I’m on sabbatical and that means I get to not teach and instead, immerse myself in research to exercise the other – now probably defunct and atrophied – part of my brain! Now, the only difference I’m finding between a regular semester and a sabbatical semester is I don’t have the welcome luxury of classes and student interaction to break my day up. So these first few days I’ve been doing the following:
- reviewing grants,
- reading student theses (I’ve always hated that term for multiple thesis-es, sounds too much like a forensic scientist’s term for excrement),
- reading research articles on stochastic resonance and image processing – fascinating stuff,
- preparing a grant for resubmission – give us the money already, we have great ideas,
- finishing up a manuscript I’ve been writing since the pre-Cambrian era,
- completing my workload plan and activity report (I did a lot last year and I plan to do a lot next year),
- submitting a new course proposal to university governance – welcome to the exciting life of a academician!
- corralling my kids since this Shakespearean cold streak has resulted in 7 snow days – truly the winter of our discontent. (On a side note, do you know how you can guarantee your place amongst saints – snow days are every working parents’ nightmare, so offer to watch their kids even for a couple of hours and you will receive the kind of goodwill and thanks heretofore reserved only for first responders and the Pope!!)
But since this is a sabbatical semester – huzzah – I get to do all this while sitting on my butt in my pajamas all day, and my only interaction during the day is with the family cat who hates me! It also means that for a short time I get to experience life as a Stay-At-Home-Parent. So, of course, as all stay at home parents will tell you, the laundry is done, the house is spotless, there’s a hot meal on the table every night, and outside pigs are flying and unicorns are grazing as snowballs plan summer vacations in hell!

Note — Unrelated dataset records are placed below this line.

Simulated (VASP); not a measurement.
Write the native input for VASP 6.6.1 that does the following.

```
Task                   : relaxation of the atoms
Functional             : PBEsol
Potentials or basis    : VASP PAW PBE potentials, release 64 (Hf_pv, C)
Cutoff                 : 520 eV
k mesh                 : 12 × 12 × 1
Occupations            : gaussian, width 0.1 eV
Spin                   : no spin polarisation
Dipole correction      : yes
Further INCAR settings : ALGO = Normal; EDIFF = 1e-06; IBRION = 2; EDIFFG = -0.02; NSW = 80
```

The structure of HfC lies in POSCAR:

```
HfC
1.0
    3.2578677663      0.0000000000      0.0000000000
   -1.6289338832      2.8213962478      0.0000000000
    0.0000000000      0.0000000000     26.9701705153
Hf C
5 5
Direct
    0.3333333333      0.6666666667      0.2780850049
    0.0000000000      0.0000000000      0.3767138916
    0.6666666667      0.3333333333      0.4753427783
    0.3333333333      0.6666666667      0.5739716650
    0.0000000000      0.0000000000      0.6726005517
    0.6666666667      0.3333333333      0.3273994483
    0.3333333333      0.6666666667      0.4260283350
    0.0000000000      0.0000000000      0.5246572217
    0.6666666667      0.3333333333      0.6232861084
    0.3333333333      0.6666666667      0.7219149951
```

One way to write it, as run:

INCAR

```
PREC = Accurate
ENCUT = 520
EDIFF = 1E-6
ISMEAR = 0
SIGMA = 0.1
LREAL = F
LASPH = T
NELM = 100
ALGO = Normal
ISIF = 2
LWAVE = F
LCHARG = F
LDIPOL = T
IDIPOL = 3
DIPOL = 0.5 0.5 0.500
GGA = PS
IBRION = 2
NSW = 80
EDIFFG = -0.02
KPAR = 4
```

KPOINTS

Being on sabbatical means also that now I have no excuses to not get stuff done – exercise every day, organize my closet, write that freaking paper! But I’m also a serial procrastinator so the combination of having seemingly all day to do something and my inherent need to leave things until the very last minute – ummm, not a good combination.
Just as an example, here’s how it goes with exercise. I have it scheduled in my calendar and both my iPad and iPhone remind me with annoying beeps that it’s time to work out. At this point I start rummaging around for something to wear while I exercise, then I take some time deciding what show to watch while I’m exercising, then I drink a glass of water – s-l-o-w-l-y, then I wait 5 minutes to let that water have its predictable physiological effect. So from the time of the alarm to the time I actually get on the treadmill – if I haven’t psyched myself out of exercising – it’s probably been at least 30-45 minutes…. and time for a mid-morning snack thereby negating any net benefit from the aforementioned exercise.
So procrastination leads to peckishness, and peckishness leads to lethargy, and lethargy – to paraphrase Yoda – just leads to the dark side of the force!